When a team wins a game outright—with no overtime period—the winning team receives two standings points. Should a game need overtime, each team gets at least one standing point, with the winning team receiving the final second standing point. These games lead to bloat within the standings, as three-point swing games artificially inflate the standings of teams who lose.
When every team plays 82 games, the top 16 teams point-wise earn a trip to the Stanley Cup Playoffs. Even though teams get points for pushing games to overtime, tie-breakers in standings go by games won, so teams have a vested interest in obtaining the second point through winning.
Teams with the best record after the regular season get home-ice advantage in the playoffs. Home-ice advantage means that teams play the series’ first two games at the higher-seeded team’s home arena. This advantage has a massive impact as teams who win the first games of a series are more likely to win the series.
Were There Always Three Periods in a Hockey Game?

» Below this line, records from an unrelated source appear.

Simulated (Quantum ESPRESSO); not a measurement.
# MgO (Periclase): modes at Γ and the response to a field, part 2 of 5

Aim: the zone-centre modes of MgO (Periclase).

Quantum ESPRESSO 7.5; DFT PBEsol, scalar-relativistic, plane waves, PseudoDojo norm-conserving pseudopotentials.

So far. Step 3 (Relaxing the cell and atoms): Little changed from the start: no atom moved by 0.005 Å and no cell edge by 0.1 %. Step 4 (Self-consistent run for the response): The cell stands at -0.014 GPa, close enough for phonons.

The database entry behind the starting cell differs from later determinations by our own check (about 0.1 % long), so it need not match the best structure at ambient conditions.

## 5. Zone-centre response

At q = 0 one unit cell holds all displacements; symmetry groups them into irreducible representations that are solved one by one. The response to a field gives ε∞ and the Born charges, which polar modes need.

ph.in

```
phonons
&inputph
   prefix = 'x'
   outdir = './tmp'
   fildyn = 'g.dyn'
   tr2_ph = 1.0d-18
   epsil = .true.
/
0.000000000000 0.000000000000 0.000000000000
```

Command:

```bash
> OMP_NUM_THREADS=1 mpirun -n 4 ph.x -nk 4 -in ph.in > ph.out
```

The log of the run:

The history of the NHL is filled with interesting tidbits, including the length of periods. While the NHL, and the forerunner National Hockey Association, always played with 60-minute games, it didn’t always play with three periods. Before 1910, teams played two 30-minute halves instead of three twenty-minute periods. That rule changed for the 1910-1911 season with the creation of the modern 20-minute period.
It wouldn’t be until the 1927-1928 season when intermissions became a standard 10-minutes, and in the 1966-1967 season, the 15-minute break would replace the former 10-minute rule. Subtle changes to broadcasting rules are likely to change intermission lengths in the future, but for now, we’re set on the period and intermission lengths.
What Happens if Teams Are Tied After Three Periods?
During the regular season, teams tied after 60 minutes of play will enter sudden death overtime. This particular overtime sees three-on-three action for five minutes. The open ice nature allows games to end usually within the five-minute timeframe. However, if teams are still tied after overtime, they participate in a shootout.
In the playoffs, the three-on-three format swaps to a full five-on-five, 20-minute sudden-death overtime. Also, unlike the regular season, if teams continue to be tied up after the first overtime period, teams play subsequent 20-minute overtime periods until someone scores, sometimes stretching into three, four, and even five overtime games!
How Long Are Players on the Ice During a Period?
Hockey players don’t play the entire 20 minutes straight. Instead, teams have several players sitting on the bench, and players rotate ice time in shifts. The average hockey shift is 45 seconds, where players rotate based on their position. Though depending on the rate of play, or opposition possession time, these shifts can stretch into a couple of minutes.
Teams attempt to change players during play, known as changing on the fly. This method of rotating players works well but sometimes leads to miscommunications and too many men on the ice penalties. The guilty team cannot change players during icings, leading to more scoring chances.
Television Timeouts and Breaks in Play
Television networks provide NHL games television breaks at specific points during each period. These advertisement blocks also give a much-needed break for the players on the ice. Each television timeout is two minutes long and occurs three times throughout each period, except for overtime, where there are no television timeouts.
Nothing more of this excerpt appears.